I've had problems like this happen to me on 3par too. What kernel version
are you using? It almost always happened when the SAN got a RSCN (using
when another server was rebooted) I found that, at least in kernel 2.6.11.7,
that if I changed the line
bio->bi_rw != (1 << BIO_RW_FAILFAST); to
bio->bi_rw != (0 << BIO_RW_FAILFAST);
in drivers/md/dm_mpath.c
the problem went away. Now, in the newest kernels, after there was a big
change to the qla drivers (2.6.12-rc? and beyond, I believe) I did not need
to do the above change, but I now get aborts sometimes (these aborts
apparently come from the qlogic card). The aborts recover, but I have been
unable to determine why I am getting them.
Andy
We're running 2.6.9-11.ELsmp, off of redhat ES 4.1. I don't exactly have
the entire list of redhat patches on hand, so I can't say for sure. Nor
can I actually modify our kernel without losing support to the box. If
this is fixed with a kernel upgrade, we can open a support ticket from
redhat and scream/yell until they apply the patch.
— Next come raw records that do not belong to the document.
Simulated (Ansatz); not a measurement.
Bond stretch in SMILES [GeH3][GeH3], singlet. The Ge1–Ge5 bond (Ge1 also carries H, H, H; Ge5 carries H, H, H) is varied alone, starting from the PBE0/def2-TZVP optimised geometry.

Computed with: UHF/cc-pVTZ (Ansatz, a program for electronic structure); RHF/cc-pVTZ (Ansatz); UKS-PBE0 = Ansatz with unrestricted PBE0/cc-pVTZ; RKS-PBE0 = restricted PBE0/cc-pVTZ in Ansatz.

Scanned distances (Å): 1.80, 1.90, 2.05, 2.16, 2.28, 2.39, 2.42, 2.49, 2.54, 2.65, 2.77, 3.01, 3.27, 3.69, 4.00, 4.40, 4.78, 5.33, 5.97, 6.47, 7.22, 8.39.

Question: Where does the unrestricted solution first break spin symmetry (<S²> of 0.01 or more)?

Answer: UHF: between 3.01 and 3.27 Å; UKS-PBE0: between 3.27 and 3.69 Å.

However, I'd like to know what the exact issue is. I'm not exactly great
on eliciting issues with the linux kernel right now. How were you
monitoring what events the SAN was sending up through the card? I could
use this to at least verify what is happening if/when we lose another
mount. None of our servers were being rebooted when this happened though.
-Alan